Skip to main content

Docker Compose to local setup and testing

This page explains how to set up your local test environment using Docker Compose. Below is the docker-compose.yml file used for local setup and testing.

The setup is simple:

Step 1. Clone the OLake repository and navigate to the local test directory.

Step 2. Start the Docker Compose services.

Step 3. Create the source configuration file (config.json) in any directory of your choosing. Just make sure to reference its file path it in the sync command.

Step 4. Create the writer configuration file (writer.json).

Step 5. Run the discover process for stream schema discovery. ( This command creates a catalog.json file with complete schema of your database like all streams / tables / collections, column names. column data types, etc. You can also set partition_regex).
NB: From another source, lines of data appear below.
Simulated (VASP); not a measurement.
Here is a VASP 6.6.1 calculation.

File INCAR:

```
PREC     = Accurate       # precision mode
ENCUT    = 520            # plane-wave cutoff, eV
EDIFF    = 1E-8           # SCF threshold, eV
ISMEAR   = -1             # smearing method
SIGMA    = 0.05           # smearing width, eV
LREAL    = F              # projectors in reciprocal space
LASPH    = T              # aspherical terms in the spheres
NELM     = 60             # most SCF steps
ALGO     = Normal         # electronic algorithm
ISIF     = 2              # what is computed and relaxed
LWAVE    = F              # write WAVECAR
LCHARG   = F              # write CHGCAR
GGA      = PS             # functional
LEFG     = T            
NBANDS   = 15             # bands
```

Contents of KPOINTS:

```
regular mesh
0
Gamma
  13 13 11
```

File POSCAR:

Step 6. Run the sync process.

Step 7. Verify the data population via spark-sql.

Congratulations! You have successfully synced your data to Iceberg.

Prerequisites Installation

This section covers the installation steps for Java 17, Docker & Docker Compose, and Maven for macOS (M1 & Intel), Linux, and Windows.

Java 17

Install via Homebrew:

brew install openjdk@17

Or follow the Adoptium Installation Guide.

Verification:

java -version

Ensure it mentions Java 17.

Note: If needed, add export PATH="/usr/local/opt/openjdk@17/bin:$PATH" (or equivalent) to your shell config (e.g., ~/.bashrc or ~/.zshrc).

Docker & Docker Compose

Option 1: Docker Desktop

  1. Install Docker Desktop from Docker Hub.
  2. Ensure Docker is running.

Option 2: Homebrew

brew install --cask docker

Verification:

docker --version

Maven Installation

Install via Homebrew:

brew install maven

Or download from Apache Maven.

Verification:

mvn -version

Local Minio + JDBC (Local Test Setup)

Steps to run:

  1. Prerequisite: Ensure Docker is installed (instructions in the Prerequisites section above).

  2. Clone OLake and Navigate to the local test directory:

    git clone git@github.com:datazip-inc/olake.git
    cd writers/iceberg/local-test
  3. Start the docker-compose services:

    docker compose up

    This command starts the following services:

    • Postgres: Acts as the JDBC catalog.
    • Minio: Provides an AWS S3-like filesystem for storing Iceberg data.
    • Spark: For querying the Iceberg data.
  4. Create the source configuration file:
    Get the source configs of all Databases here from where you wish to sync data from.

  5. Create the writer configuration file:
    Create a file named writer.json in your working directory with the following content:

    {
    "type": "ICEBERG",
    "writer": {
    "catalog_type": "jdbc",
    "jdbc_url": "jdbc:postgresql://localhost:5432/iceberg",
    "jdbc_username": "iceberg",
    "jdbc_password": "password",
    "normalization": false,
    "iceberg_s3_path": "s3a://warehouse",
    "s3_endpoint": "http://localhost:9000",
    "s3_use_ssl": false,
    "s3_path_style": true,
    "aws_access_key": "admin",
    "aws_secret_key": "password",
    "iceberg_db": "olake_iceberg"
    }
    }
  6. Run the Sync Process:

    • Discover Command: <DISCOVER_COMMAND>
    • Sync Command: <SYNC_COMMAND>
    • Sync with State Command: <SYNC_WITH_STATE_COMMAND>

Refer to respective Database docs to use the command for discover schema and sync the data.

note
  1. The first time you run the sync command, it might take a while for the process to build and download the necessary dependencies and jar files. Subsequent runs will be faster.
  2. The writer.json file should be in the same directory where you run the sync command.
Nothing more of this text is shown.